M-dwarf stars are a great place to look for habitable planets. Since these stars aren’t very luminous, their habitable zones (HZs) are very close-in—a tenth or less of Earth’s distance from our sun—which means frequent and easy-to-spot orbits via the transit method. M-dwarfs’ low mass means that Earth-mass planets are easier to spot than around more massive stars, too, since they can have a more pronounced effect via the radial velocity method, too.

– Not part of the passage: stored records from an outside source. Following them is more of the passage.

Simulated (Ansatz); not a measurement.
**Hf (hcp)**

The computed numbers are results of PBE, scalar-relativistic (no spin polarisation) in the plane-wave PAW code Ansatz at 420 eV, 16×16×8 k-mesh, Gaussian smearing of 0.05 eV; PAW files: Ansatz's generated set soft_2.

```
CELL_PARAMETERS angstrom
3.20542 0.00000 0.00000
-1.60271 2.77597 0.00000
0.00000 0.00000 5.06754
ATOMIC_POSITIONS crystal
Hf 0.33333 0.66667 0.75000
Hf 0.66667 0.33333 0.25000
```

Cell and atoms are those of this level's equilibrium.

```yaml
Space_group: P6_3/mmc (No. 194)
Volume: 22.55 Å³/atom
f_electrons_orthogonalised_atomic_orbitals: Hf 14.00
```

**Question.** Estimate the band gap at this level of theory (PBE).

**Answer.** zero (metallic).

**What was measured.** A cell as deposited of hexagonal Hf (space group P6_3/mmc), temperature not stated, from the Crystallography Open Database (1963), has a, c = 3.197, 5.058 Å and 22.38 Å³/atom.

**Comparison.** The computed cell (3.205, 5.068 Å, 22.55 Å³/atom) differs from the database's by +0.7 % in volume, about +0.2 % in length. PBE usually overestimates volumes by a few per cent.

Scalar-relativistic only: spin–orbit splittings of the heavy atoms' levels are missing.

There are downsides to trying to live around an M-dwarf, though: low mass for a star means slower evolution, which means a longer time in the violent, hyperactive phases of stellar youth. A terrestrial planet present for those flares and bombardment could be sterilized. And besides, a planet that would form as close in as an M-dwarf’s habitable zone would likely be very small, less than a third of Earth’s mass, and very dry, since water and the volatile compounds that make a rocky planet habitable are mostly found farther out in the protoplanetary disk when planets are forming. No matter how perfect your level of insolation, small, dry, and sterilized does not a habitable planet make.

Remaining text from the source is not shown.